< Back to S. 2825 (111th Congress, 2009–2010)

Text of the Cell Phone Early Termination Fee, Transparency, and Fairness Act

This bill was introduced on December 3, 2009, in a previous session of Congress, but was not enacted. The text of the bill below is as of Dec 3, 2009 (Introduced).

Source: GPO

S 2825 IS

111th CONGRESS

1st Session

S. 2825

To require cell phone early termination fees to be pro-rated over the term of a subscriber’s contract, and for other purposes.

IN THE SENATE OF THE UNITED STATES

December 3, 2009

Ms. KLOBUCHAR (for herself, Mr. FEINGOLD, Mr. Webb, and Mr. BEGICH) introduced the following bill; which was read twice and referred to the Committee on Commerce, Science, and Transportation


A BILL

To require cell phone early termination fees to be pro-rated over the term of a subscriber’s contract, and for other purposes.
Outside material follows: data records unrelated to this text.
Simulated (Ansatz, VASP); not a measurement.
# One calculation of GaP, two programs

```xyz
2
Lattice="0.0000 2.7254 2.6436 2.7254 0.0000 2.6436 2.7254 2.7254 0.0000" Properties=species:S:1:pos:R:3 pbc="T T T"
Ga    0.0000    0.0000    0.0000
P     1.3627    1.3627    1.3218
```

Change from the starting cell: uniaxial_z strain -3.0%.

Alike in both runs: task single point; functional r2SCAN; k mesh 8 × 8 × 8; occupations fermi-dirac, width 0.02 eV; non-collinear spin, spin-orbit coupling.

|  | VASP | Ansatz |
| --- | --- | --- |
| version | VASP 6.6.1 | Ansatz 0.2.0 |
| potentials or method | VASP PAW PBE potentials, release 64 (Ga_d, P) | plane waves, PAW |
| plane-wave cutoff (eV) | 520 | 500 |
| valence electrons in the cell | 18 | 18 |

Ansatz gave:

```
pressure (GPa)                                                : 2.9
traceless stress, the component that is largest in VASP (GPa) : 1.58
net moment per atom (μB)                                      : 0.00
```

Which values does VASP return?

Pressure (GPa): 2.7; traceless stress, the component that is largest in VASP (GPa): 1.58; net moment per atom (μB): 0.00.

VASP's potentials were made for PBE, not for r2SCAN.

    Be it enacted by the Senate and House of Representatives of the United States of America in Congress assembled,

SECTION 1. SHORT TITLE.

    This Act may be cited as the ‘Cell Phone Early Termination Fee, Transparency, and Fairness Act’ or the ‘Cell Phone ETF Act’.

SEC. 2. PRO-RATED EARLY TERMINATION FEES FOR CELL PHONES.

    (a) In General- Not later than 180 days after the date of enactment of this Act, the Federal Communications Commission shall promulgate regulations requiring, at a minimum, that providers of commercial mobile service (as defined in section 332(d)(1) of the Communications Act of 1934 (47 U.S.C. 332(d)(1))--

      (1) prorate any early termination fee over the term of a subscriber’s contract; and

      (2) link the fee to the cost to the provider of the handset device provided to the subscriber, reduced by the price paid by the subscriber for the handset device at the start of a subscriber’s contract.

    (b) Rate of Reduction and Other Considerations- In promulgating the regulations required by subsection (a), the Commission--

      (1) shall prohibit an early termination fee that exceeds the cost to the provider of the handset device provided to the subscriber, reduced by the price paid by the subscriber for the handset device at the start of a subscriber’s contract;

      (2) shall require a ratable reduction of the early termination fee over the term of the contract;

      (3) shall require clear and conspicuous disclosure of the early termination fee at the point of purchase and disclosure on customers’ monthly statements of account of the prorated early termination fee that would be due if the contract were terminated before the end of the next billing cycle;

      (4) shall consider, among other things, the effect of early termination fees on competition and on the ability of consumers to select and change providers of commercial mobile service; and

      (5) shall consider the economic basis and business rationale for the imposition of early termination fees by providers of commercial mobile service.

SEC. 3. NO PREEMPTION OF STATE LAW.

    Nothing in this Act shall be construed to preempt the laws of any State or local government regulating early termination fees chargeable to residents of that State or jurisdiction by commercial mobile service providers to which section 2 applies.